01.09.2022
THE INCORPORATION OF ANY COMMERCIAL COMPANY MAY BE CONTESTED
The Commercial Law defines general conditions and rules to which all commercial companies are subject, regardless of whether they are limited liability companies (LLC), joint-stock, limited partnerships, general partnerships. Among them are, for example, that a commercial company is an association of two or more persons for carrying out commercial transactions with common funds, that in some cases they may be made by only one person - for example, a sole proprietorship EOOD or a sole proprietorship EAD. The general rule is that commercial companies are legal entities.
Among the other general provisions are those that the company is considered to have arisen from the day of its entry in the commercial register, as well as that the application for entry is made by the elected governing body.
The Commercial Law also provides for responsibility for the actions of the company until registration. It is expressly stated that the actions of the founders, performed on behalf of the incorporated company until the day of registration, give rise to rights and obligations for the persons who performed them. When carrying out the transactions, it is mandatory to indicate that the company is in the process of being established, and the persons who concluded the transactions are jointly and severally liable for the assumed obligations. When the transaction is carried out by the founders or by a person authorized by them, the rights and obligations pass by law to the resulting company.
And here comes the invalidity of the established commercial company. The Commercial Law determines that the incorporation of the company is invalid only when one of the violations expressly listed in the law has been committed. This may be the case if there is no founding agreement or it is not drawn up in the form prescribed by law, if certain requirements are not met when establishing a joint-stock or limited partnership. It is also a violation if "the subject of the company's activity is against the law or good morals", as well as if the founding agreement or the statute does not contain the company, the subject of the company's activity or the amount of contributions, as well as the capital, when the law requires it. Such are also the case if the part of the capital prescribed by law has not been contributed and if less than the number of legally capable persons participated in the establishment of the company.
If any of these violations are present, any interested party, as well as the prosecutor, can request the district court at the seat of the company to declare the company invalid. However, this can only be done within one year after the establishment of the company. Then the possibility of this claim disappears.
If the request is due to good morals, due to an unpaid part of the capital, as well as in the case of problems with the articles of association or the founding act, the court declares the company invalid only if the violation has not already been remedied or will not be remedied within an appropriate period, which the court gives by ruling .

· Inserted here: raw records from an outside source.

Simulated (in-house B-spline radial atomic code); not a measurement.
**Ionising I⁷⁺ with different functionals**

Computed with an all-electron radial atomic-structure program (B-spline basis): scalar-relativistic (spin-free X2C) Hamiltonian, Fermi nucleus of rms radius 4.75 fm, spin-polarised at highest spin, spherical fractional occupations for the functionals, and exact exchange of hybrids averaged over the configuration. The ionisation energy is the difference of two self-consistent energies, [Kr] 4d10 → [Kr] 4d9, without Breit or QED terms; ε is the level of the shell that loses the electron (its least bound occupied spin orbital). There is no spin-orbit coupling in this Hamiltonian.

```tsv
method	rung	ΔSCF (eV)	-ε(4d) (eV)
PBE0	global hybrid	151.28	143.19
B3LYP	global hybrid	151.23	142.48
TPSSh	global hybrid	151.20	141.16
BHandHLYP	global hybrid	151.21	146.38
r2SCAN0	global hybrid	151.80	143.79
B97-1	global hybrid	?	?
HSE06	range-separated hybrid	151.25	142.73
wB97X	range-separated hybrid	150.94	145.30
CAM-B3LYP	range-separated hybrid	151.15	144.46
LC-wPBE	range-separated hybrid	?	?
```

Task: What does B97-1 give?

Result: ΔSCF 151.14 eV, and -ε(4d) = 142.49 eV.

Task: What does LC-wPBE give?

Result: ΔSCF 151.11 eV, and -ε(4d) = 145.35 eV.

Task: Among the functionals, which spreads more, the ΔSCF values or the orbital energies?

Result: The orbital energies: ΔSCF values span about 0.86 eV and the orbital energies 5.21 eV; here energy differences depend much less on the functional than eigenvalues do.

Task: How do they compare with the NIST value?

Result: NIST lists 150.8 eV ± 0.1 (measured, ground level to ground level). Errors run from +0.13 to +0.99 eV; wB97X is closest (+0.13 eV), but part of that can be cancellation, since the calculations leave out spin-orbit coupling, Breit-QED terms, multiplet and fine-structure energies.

If, however, the decision of the court to declare the company invalid is reached, it produces an action from its entry into force. From that moment, the company is considered dissolved and the court sends the decision for entry in the commercial register, after which liquidation is carried out by a liquidator appointed by the registration official at the Registration Agency.
If after that actions were performed on behalf of the declared invalid company, the founders are jointly and severally liable for the assumed obligations.